Police & Crime Commissioners the wrong policy, the wrong priority at the wrong time – But policing is so important to our communities that Labour will have to make the best of a bad job
Police forces face a ‘cliff edge’,16,000 police officers are going and personal crime is going up. Yet what is the Prime Minister’s response? To spend £125m of tax payer’s money on police and crime commissioner elections instead.
Labour has consistently opposed these plans as we believe this is the wrong policy, the wrong priority and at the wrong time. If Labour was in power tomorrow we would stop these plans and spend the cash on thousands more police officers instead, and we still believe David Cameron should stop and think again before it is too late.
But if he doesn’t Labour will make the best of a bad job. Policing and the safety of our communities are too important for us to turn our backs until the next General Election when the government is putting so much at risk.
Communities across the country will find it hard to understand why the government believes the priority should be a costly experiment in US style commisioners at a time when they are losing beat officers, detectives, traffic cops and PCSO and while theft and robbery are going up. The £125m David Cameron wants to spend on elections and setting them up could pay for 3,000 new police constables instead.
We also raised concerns about the lack of proper checks and balances on commissioners. In Parliament we argued that 41 individual commissioners, often covering vast areas were not the best way to reflect diverse communities and we remain concerned that too few women or black and minority ethnic candidates are likely to stand.
Holding policing elections in November is just foolish. Turnout will be lower yet the cost will be much higher. And vital legal safeguards and guidance to ensure free and fair elections are not yet in place, leaving electoral returning officers deeply troubled at the practical and democratic challenge they face.

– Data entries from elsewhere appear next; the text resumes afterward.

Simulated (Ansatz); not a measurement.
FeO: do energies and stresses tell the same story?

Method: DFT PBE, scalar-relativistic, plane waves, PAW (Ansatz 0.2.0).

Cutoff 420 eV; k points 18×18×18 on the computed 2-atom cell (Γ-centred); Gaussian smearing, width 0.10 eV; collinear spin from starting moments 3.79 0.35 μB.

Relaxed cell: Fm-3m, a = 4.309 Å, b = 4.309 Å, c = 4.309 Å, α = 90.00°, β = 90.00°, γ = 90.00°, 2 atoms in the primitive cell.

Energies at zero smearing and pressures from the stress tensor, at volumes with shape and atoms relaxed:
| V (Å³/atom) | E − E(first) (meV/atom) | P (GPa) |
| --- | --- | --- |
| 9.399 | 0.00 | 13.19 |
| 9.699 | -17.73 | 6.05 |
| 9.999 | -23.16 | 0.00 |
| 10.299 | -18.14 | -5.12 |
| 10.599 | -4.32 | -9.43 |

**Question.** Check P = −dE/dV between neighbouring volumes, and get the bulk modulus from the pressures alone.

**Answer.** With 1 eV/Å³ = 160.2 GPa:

We believe there are cheaper reforms which protect independent policing and give more voice to communities. I have asked Lord Stevens’ Independent Commission on the Future of Policing to look at ways to reform the governance and accountability of the police and we will set out reform plans in our manifesto.
But we won’t be able to change the system until after the next general election – currently planned for the end of the Police and Crime Commissioner’s first term. In the meantime we have to deal with the arrangements the government has put in place. Senior police officers have voiced alarm that extremist or marginal candidates could be elected to these posts, with very serious consequences for policing and communities. I am also deeply worried at the prospect of Tory and Liberal Democrat candidates for police commissioners being little more than cheerleaders for their own government’s attacks on police officers and deep cuts to the front line. Last week coalition MPs voted cheerily for the deepest cuts to policing in generations. With 4,000 frontline officers already gone, we have no confidence that coalition candidates will be prepared to stand up and speak out against the damage the government is doing to vital services.
Indeed Theresa May has already made it clear the Tories are looking for Police and Crime Commissioners in the mould of Tim Collins — someone who has already dismissed Chief Constables as ‘Dr Doolittles’ and ‘social workers’ who should just be retired. Tory candidates lining up to undermine senior police officers at a time when they have a difficult job to do cutting spending while trying to keep crime down would be even more damaging for policing and for forces’ morale.
So Labour will need to make the best of a bad job. If the government pushes ahead with November elections, Labour will stand candidates who will stand up for local communities against government policies which put crime fighting at risk. We will back neighbourhood policing and strong action against crime and anti-social behaviour, just as Labour did in government. And Labour will seek candidates determined to work with their communities, local councils, and the rest of the criminal justice system on plans to prevent crime and support victims alongside firm enforcement of the law.
We have a proud record of working with the police and local communities to tackle crime — and crime fell by over 40% during Labour’s time in Government as a result. Campaigning for those principles and priorities has become even more important now, as David Cameron and his government are putting all that progress at risk.
From ending ASBOs to cutting police officers, from spending on commissioners to stopping crime prevention plans, from weakening counter terror powers to reducing CCTV – the government’s crime policies are weak and out of touch, and it is communities that will pay the price. The Prime Minister should think again on policing and crime before it is too late.